Lottery, nonprofit give bikes to 300 foster kids The Mesa Tribune | The Hometown Newspaper for the city of Mesa, AZ

Lottery, nonprofit give bikes to 300 foster kids

Lottery, nonprofit give bikes to 300 foster kids


Even if they haven’t won on Powerball or a scratch-off lately, Arizona Lottery players might be happy that some of their money made 300 foster children pretty happy during an event in Mesa last week.

Lottery officials and representatives of the Arizona Association of Foster and Adoptive Parents delivered 300 new bicycles and helmets to foster kids who gathered July 25 at Hillsong Church in Mesa.

“The Arizona Lottery exists to do good in our communities. Supporting our most vulnerable, our foster children, has a huge impact for Arizona,” said Arizona Lottery Executive Director Gregg Edgar.

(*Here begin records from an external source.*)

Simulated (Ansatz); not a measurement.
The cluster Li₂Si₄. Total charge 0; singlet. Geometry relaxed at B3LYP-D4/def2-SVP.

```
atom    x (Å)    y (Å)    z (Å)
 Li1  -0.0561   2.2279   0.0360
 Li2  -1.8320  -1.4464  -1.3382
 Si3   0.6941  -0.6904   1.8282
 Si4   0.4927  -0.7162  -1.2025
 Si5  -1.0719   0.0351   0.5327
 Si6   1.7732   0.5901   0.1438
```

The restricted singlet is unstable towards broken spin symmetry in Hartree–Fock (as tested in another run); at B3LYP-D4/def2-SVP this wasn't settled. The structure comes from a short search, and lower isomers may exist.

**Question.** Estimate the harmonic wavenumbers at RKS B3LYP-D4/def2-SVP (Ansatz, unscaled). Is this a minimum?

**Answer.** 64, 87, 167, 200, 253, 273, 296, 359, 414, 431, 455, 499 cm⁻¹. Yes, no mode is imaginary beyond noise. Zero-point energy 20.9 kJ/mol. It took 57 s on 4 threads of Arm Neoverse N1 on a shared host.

“These bikes will give these kids who have lost so much a sense of normalcy and enhance their childhood development for years to come. We are proud to assist Recycle Your Bicycle as we fulfill our mission to make Arizona a better place to live, work and play.”

The Recycle Your Bicycle Program, part of AZAFAP, provides bicycles to children and youth in foster care.

Over the last 10 years, the program has provided more than 10,000 bicycles for foster families.

Joe Jacober, a former foster parent for 15 years, helped create AZAFAP alongside his wife when they realized foster kids and the families fostering them weren’t receiving as much support as needed.

Jacober said the bicycles, which are given out several times a year by the organization, give foster kids a sense of normalcy.

“I always ask people how they felt when they received their first bike,” Jacober said. “Everyone has the same reaction. In my opinion, there is nothing more normal or more exciting for a kid than a bike. It’s something you remember your whole life.”

Jacober said the event typically takes place in the spring but had to be pushed back because of the governor’s stay-at-home order.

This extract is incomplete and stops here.